Just finished "This" by award-winning Tucson journalist Kristen Cook. Actually, I pretty much read the whole thing the day it came in the mail from Amazon, but I have been re-reading bits of it ever since. Like the beloved column that Kristen wrote for many years in the Arizona Daily Star, this is light, funny, but also expertly crafted and leaves you with pieces of wisdom to get through the day, the week, the year or pretty much any situation you happen to be in. "You get what you get and don't throw a fit," Kristen writes, quoting a golden rule from her kids' preschool. And from that same chapter, when you wanted a grape popscicle and you get lime, "be gracious because you get what you get."
The book is not Tucson-centric, it's universal, and it's completely lovable. And I'm not just saying that because Kristen was a fantastic and inspiring co-worker. Though she was that, too!
There are many reasons to recommend this book which I would describe as being in the vein of Erma Bombeck-meets-Sarah Silverman-meets-Fury Road: For one, it has me just busting up laughing at the unfiltered, brutally honest way her kids address parents and pop culture in the appropriately titled chapter, "Sh** My Family Says." ("What's that big guinea pig yelling about?" her number two kid asks at tender age after seeing Chewbacca on Star Wars the first time.) The chapter describing her appearance as a judge on the Throwdown with Bobby Flay alone is well worth the price of the book.

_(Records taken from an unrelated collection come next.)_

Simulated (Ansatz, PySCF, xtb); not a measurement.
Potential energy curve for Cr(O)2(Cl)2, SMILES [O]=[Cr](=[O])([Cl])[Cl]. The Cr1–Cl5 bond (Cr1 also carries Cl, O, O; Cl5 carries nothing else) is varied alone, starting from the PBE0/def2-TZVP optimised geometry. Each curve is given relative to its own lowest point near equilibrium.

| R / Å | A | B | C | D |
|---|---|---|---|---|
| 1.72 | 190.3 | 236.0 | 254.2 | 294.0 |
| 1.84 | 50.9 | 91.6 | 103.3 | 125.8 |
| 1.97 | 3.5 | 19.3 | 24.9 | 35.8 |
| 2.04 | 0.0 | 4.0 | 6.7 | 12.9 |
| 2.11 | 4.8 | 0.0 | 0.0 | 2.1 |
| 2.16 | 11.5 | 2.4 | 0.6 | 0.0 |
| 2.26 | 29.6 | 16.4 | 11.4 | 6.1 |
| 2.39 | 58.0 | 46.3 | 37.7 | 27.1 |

Kristen's way of looking at her world - filled with kids, a husband and a job (until she quit the job) - made me smile and some of it was laugh-out-loud funny. At a time when it often feels like the world is falling apart, it was refreshing to be brought back to remember that appreciating our particular moments in a day with those we love are the important things in life.
This. Is written and published by my long time friend, Kristen Cook! It is a fun and charming read. A lot of it wrang true with me even though I am not a parent... But most of this book relates a lot to adulting...something we are all too familiar with! Kudos, Kristen!!!